Particularly on estimates day, are we really “putting our heads in the sand” when that technology is simply the most expensive? In considering Government expenditure, should we not be looking for a technology that produces clean energy and is the least expensive, not the most expensive?
The evidence we considered took in the entire life cycle of a nuclear power station. Looking at the energy produced over 30, 40, 50 or more years shows that they give us a secure, reliable base load of affordable energy production. People who oppose nuclear per se will not be persuaded on cost or on the efficiency of the technology; they will not be persuaded at all.
However, the bulk of the evidence that the Committee received supported the analysis made not only by the UK Government, but by the Welsh Labour Government in Cardiff, which shared the view that nuclear power will be an important part of the mix. In debates about energy, people sometimes sound like football supporters, cheering for just one team. In truth, we need a blended basket of different energy sources to help provide energy security through a systematic approach. I believe nuclear has a significant role to play in future energy production.

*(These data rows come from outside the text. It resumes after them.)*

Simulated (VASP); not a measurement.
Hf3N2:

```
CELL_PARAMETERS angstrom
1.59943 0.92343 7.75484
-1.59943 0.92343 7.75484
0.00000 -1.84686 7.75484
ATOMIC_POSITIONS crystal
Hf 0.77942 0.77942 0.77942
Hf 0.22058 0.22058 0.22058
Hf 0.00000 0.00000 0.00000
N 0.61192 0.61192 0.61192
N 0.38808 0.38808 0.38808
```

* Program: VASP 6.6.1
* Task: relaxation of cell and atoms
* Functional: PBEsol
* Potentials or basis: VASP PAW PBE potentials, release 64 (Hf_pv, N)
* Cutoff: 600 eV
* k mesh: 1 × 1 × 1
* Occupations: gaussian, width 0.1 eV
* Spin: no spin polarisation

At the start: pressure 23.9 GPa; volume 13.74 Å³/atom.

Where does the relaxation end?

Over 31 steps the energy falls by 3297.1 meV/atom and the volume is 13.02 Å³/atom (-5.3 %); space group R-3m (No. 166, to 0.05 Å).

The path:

It has been an interesting debate so far, but there is no doubt that the pace at which we are getting to net zero is too slow. The recent report from the Climate Change Committee is very clear: it describes the Government’s efforts to scale up climate action as “worryingly slow”. The committee has lost confidence that the UK will reach its targets for cutting carbon emissions. That is an unacceptable dereliction of duty, and I worry that it is becoming increasingly normal to accept that we will not meet our climate change target of limiting the rise in temperatures to 1.5°C by 2050. Let us remind ourselves why that target is very important: if we do not stay within the 1.5°C limit, the permafrost will melt, releasing huge amounts of methane into the atmosphere. That would be irreversible—no amount of human effort would be able to stop it.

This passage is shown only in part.